On January 26, 2009, the U.S. Supreme Court unanimously held in Crawford v. Metropolitan Government of Nashville and Davidson County, Tennessee (No. 06-1595), that the “opposition clause” of Title VII’s anti-retaliation provision protects from retaliation an employee who speaks out about discrimination not on her own initiative, but in the course of answering questions during an employer’s internal investigation. The “opposition clause” of Title VII’s anti-retaliation provision makes it unlawful “for an employer to discriminate against any . . . employe[e]” who “has opposed any practice made an unlawful employment practice by this subchapter.”  

The case was brought by Vicky Crawford, a 30-year employee of the Metropolitan Government of Nashville and Davidson County, Tennessee (Metro), who claimed that Metro retaliated against her for reporting inappropriate behavior during an employer-initiated internal investigation. Metro initiated the investigation in response to rumors about sexual harassment by a Metro School District supervisor. Crawford was one of the employees interviewed; during her interview, she was asked whether she had witnessed inappropriate behavior by the supervisor, and she responded by disclosing a number of instances of sexually harassing behavior. The district court granted summary judgment to Metro on the theory that because Crawford’s conduct was limited to cooperating with Metro’s investigation and relating unfavorable information during her interview, it did not constitute “active” opposition and therefore was not protected activity under the opposition clause. The district court also held that Crawford’s disclosure was not protected under the “participation” clause of Title VII’s anti-retaliation provision because no EEOC charge had been filed and there was thus no ongoing Title VII investigation. The U.S. Court of Appeals for the Sixth Circuit affirmed.  

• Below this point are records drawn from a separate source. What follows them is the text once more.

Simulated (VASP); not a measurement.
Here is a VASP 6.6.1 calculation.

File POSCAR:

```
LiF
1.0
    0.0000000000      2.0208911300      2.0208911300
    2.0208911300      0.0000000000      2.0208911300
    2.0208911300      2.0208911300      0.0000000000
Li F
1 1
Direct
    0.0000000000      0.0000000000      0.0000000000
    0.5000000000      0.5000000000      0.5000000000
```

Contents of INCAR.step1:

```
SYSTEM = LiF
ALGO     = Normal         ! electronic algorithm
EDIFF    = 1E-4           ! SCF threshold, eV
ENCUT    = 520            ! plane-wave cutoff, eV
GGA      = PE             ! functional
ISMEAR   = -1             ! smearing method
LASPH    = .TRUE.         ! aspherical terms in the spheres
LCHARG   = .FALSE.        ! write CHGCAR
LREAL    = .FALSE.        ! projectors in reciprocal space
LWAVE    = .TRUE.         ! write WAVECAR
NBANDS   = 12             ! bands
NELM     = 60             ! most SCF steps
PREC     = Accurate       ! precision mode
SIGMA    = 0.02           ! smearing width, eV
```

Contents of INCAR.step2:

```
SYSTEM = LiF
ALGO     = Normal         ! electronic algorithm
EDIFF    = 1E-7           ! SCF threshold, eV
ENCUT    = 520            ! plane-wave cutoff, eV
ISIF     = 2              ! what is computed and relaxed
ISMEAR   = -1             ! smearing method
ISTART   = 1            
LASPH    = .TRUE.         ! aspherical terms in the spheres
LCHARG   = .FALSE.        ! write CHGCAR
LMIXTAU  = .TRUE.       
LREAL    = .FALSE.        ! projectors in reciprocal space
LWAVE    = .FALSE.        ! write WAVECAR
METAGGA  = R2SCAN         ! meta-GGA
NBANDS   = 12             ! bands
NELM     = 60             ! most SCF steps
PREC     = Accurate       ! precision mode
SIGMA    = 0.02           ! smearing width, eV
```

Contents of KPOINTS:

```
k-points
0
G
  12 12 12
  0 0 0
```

In a unanimous decision, the Supreme Court reversed. The question before the Court was whether simply disclosing sexually harassing behavior in response to questions during an employer-initiated internal investigation constitutes “oppos[ing]” an unlawful practice. Justice Souter, writing for seven justices, relied on the ordinary dictionary definition of the term “oppose” and held that disclosure was sufficient to constitute opposition. The Court reasoned that the term “oppose” can naturally be used “to speak of someone who has taken no action at all to advance a position beyond disclosing it.” Thus, “[w]hen an employee communicates to her employer a belief that the employer has engaged in . . . a form of employment discrimination, that communication virtually always constitutes the employee’s opposition to the activity.” Crawford’s statement constituted protected opposition, as it reflected “an ostensibly disapproving account of sexually obnoxious behavior toward her by a fellow employee.”  

The Court rejected the argument that interpreting the opposition clause in this manner would discourage employers from conducting thorough internal investigations. The Court found this argument unpersuasive given the incentive created by Burlington Industries, Inc. v. Ellerth, 524 U. S. 742 (1998), and Faragher v. Boca Raton, 524 U. S. 775 (1998), for employers “to ferret out and put a stop to any discriminatory activity in their operations as a way to break the circuit of imputed liability.” In the Court’s view, a ruling in favor of Metro would lead prudent employees to keep quiet about Title VII offenses against themselves or others out of fear of retaliation for disclosing improper behavior. Because the Court held that Crawford’s conduct was covered by the opposition clause, it did not reach the question whether it was also covered by the participation clause.  

Justice Alito, joined by Justice Thomas, filed a concurring opinion to emphasize that the Court’s holding was limited to employees “who testify in internal investigations or engage in analogous purposive conduct.” According to Justice Alito, the Court’s opinion should not be read to hold that silent opposition is sufficient, or that disclosure of improper behavior in an informal conversation with a co-worker at the proverbial water cooler would suffice either. Justice Alito explained that in his opinion, private expressions of disapproval, even if an employer learns of them, should not trigger the protections of the opposition clause.  

Retaliation claims have been on the rise for at least a decade; this decision is likely to continue that pattern. Employers should be particularly careful not to act in a manner that could be construed as retaliatory against employees who engage in protected activity, including those who disclose discriminatory or harassing behavior during internal investigations.  

In wake of this ruling, employers should take care to:  

  • ensure your organization has effective anti-harassment and anti-retaliation policies;
  • train your supervisors and employees to ensure compliance with your anti-harassment and anti-retaliation policies;  
  • plan and conduct internal investigations carefully, consulting with in-house or outside counsel as appropriate concerning such issues as the proper scope of the investigation;  
  • require those employees who have engaged in protected activity, including disclosing information in internal employer-initiated investigations, to report any perceived instances of retaliation immediately so that such claims can be investigated promptly, corrective action taken if needed, and litigation avoided; and
  • consult with experienced in-house or outside counsel before taking any adverse action against an employee who has recently engaged in protected activity, including making disclosures in internal investigations.